Special Education grant to help prepare faculty to train K-12 teachers

The University’s College of Education has been awarded $1.4 million to prepare six doctoral students for an advanced career in special education

Special Education grant to help prepare faculty to train K-12 teachers

The University’s College of Education has been awarded $1.4 million to prepare six doctoral students for an advanced career in special education

The University of Nevada, Reno College of Education has received Nevada's Collaborative Investment in Teaching Excellence grant from the Office of Special Education Programs in the U.S. Department of Education. The N-CITE grant is a five-year, $1.4 million grant that will cover tuition costs and a monthly stipend for six doctoral students.

The N-CITE grant brings recognition to the College of Education and the University in expanding its special education program to meet the need for faculty in this field.
"There is a shortage of special education teachers in K-12, but there's also a shortage of special education faculty to prepare teachers to teach kids with disabilities," Tammy Abernathy, professor of special education, said.

The grant's purpose is to prepare doctoral students for a career at a higher education institution specializing in special education. The six doctoral students have yet to be chosen, but they will be selected based on three main criteria: a 3.0 grade-point average in a master's program, at least three years of exemplary teaching experience in a special education setting and a high writing sample score.

The University's College of Education was chosen as one of the 15 recipients out of 80 schools that applied for the grant. The peers who reviewed the grant applications chose the University because of the exceptional conceptual framework and service component outlined in the grant application by Abernathy and Shanon Taylor, associate professor and program coordinator for special education.

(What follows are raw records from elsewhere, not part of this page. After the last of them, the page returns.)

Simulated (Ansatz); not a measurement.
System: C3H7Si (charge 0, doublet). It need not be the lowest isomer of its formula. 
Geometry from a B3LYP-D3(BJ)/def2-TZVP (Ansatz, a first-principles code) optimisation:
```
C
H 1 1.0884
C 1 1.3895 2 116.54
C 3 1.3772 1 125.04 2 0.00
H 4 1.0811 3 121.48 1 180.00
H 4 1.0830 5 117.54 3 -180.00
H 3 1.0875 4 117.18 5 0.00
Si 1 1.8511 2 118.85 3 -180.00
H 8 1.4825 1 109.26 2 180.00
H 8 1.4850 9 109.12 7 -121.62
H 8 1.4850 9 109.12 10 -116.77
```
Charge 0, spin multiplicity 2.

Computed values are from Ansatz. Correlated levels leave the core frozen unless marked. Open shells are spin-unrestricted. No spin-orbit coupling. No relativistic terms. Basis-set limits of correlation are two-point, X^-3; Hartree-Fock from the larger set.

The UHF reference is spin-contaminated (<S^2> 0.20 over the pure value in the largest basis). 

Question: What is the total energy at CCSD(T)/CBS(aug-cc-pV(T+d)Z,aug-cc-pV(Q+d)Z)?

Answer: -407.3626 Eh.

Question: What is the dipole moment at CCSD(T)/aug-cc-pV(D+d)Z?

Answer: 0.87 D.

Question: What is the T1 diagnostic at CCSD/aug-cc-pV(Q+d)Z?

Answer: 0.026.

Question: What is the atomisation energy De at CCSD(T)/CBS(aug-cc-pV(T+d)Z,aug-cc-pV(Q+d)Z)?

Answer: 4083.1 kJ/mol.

"Our doctorate program is about how to do research, how to do teaching, how to do service to your profession and how to successfully balance all three," Taylor said. "We have students who have been waiting to apply to our doctoral program in special education, so receiving this grant really allows a lot of growth for the college and for the special education program."

Three College of Education faculty members including Abernathy, Ann Bingham and MaryAnn Demchak earned their doctorate degrees through grant programs like N-CITE.

In the last two years, the College of Education has also received two additional grants from the Office of Special Education, both of which were awarded to the master's program.